A Beam of Your Sun that Banishes Winter

Design by Anasthasia Shilov

In childhood, my Octobers belonged to my younger sister, Bella. When she was little, our family celebrated her birth month instead of her birthday. It was my mom’s only way to divert Bella’s obsessive year-round birthday ramblings. Because her birthday is the day before Halloween, the entire month was spent in ecstatic anticipation. We lived in service of that benevolent god: October 30th

In fourth grade, October was rainy and my dad was in nursing school. At that time, my thoughts were primarily occupied by long division and Percy Jackson, so I was somewhat distressed to be called down to the office during Independent Reading Time. My dad was there, grinning, with three sandwiches in a Tupperware container in one hand, and three tickets to Six Flags in the other––a birthday present for Bella.

She was already in the car when I climbed in. That day, like every day, Bella woke up with her head hanging off the side of the bed. She immediately commenced a stream-of-consciousness dialogue that was only somewhat broken-up by each night’s sleep. Bella could talk while eating rainbow Trix yogurt, while cartwheeling, while doing her hair; she even sleep-talked. Now, in the car, she was delighted to have a captive audience, and unleashed her most precious conversational weapons, namely bottlenose dolphin facts, would-you-rather questions, brief singing performances (her dances were tragically hindered by her car seat), and extensive ruminations on the topic of her birthday, which was just one week away. It’s incredible how much material can be delivered in an hour-and-a-half long car ride with a speaker so talented as Bella. 

Now, I mostly remember the theme park, cold and wet and empty except for the ragged actors stumbling through the park. Their zombie moans, attempting to walk that thin line between pornographic and undead, were somewhat successful. I remember the thrill of looking up at the biggest rollercoaster my sister and I were allowed to ride (being only forty-eight and fifty-one inches tall, respectively). It was a great rush, loud and purple and moving as fast as it could.

When you’re the only people in line for a ride, they let you go as many times as you want. I don’t think we had to run back out through the exit then all the way back in again, at least not every time, but we did anyway. We went around and around, again and again. The world was only us, only that thrill. I think it was raining. I think we got wet. Our matching purple raincoats were soaked through. I don’t think we noticed.

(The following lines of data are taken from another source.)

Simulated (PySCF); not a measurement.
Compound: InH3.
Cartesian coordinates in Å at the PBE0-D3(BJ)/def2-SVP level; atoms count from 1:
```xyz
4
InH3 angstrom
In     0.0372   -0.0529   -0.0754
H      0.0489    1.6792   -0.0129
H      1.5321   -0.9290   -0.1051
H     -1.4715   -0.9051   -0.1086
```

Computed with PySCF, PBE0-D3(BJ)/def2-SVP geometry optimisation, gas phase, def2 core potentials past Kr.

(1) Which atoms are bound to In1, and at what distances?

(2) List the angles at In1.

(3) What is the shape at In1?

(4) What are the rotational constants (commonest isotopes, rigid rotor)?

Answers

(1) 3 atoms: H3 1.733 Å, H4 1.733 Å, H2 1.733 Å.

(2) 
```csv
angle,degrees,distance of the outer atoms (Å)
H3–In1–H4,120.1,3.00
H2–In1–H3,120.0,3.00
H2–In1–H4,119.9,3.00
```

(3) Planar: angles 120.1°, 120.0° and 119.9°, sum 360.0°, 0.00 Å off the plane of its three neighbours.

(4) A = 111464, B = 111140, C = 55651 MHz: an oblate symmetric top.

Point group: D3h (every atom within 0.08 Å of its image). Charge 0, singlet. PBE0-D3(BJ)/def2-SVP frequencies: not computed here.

It’s fitting that my sister was born at the tail end of fall’s peak. That whirlwind time of year when everything goes from green to orange to brown in three weeks. Did you think you had gotten enough change? Well, you haven’t: Bella is here today, and tomorrow is Halloween. A breath of life before the slow march to December.

Bella, to me, is perpetual metamorphosis. As a child, she tumbled in and out of costumes and storylines. Now she leaps between conversations and favorite meals and themed house parties. She is change of name, spirit, mind, body. She doesn’t sit still, except when she changes to briefly become a person who does sit still. Life is always in motion with Bella. It’s the way you feel after a day with her. Kind of windblown and with the impression of just having left the world’s best party.

It delights me to witness her. In her poem “Tango,” Louise Glück writes, “Of two sisters/one is always the watcher,/one the dancer.” With us, there is no question who’s who. In high school, I obsessively visited a stream in the woods behind our house. Sometimes the water moved slowly and sodden moss grew on the rocks. Sometimes, after rain, it was fast and delighted, leaping over the pebbles I’d drop in. Or there was ice, and it almost stopped, and I could only hear its quiet noises. It mesmerized me, always new. Each drop of water I touched, I would never touch again. Bella is the same way, enchanting, and every iteration of her obsolete the second you look back. I love her in the same way I loved the stream. Nobody knows better than Bella that there is only this moment.

The terror of change is unavoidable. It is a thousand nano-deaths. The things you love will never come back again. One second you’re nine, soaked to the bone on a rollercoaster, running past the zombies with your eyes closed. Then you blink and you’re twenty-one, and you take an umbrella everywhere, and you can see the streaks in the zombie makeup that reveal a sad grown-up. You will not ever be that young again. This nauseates me.

Here is what is constant: my sister. For all her changes, she will always be here. No matter how many times I visited that stream, it never vanished. By the time you read this, she will be twenty. A million past Bellas are inside of her like rings in a tree. And when I am with her, I can feel the past mes vibrating inside of me, too. The high schooler bent down in the woods. The sodden child on the rollercoaster.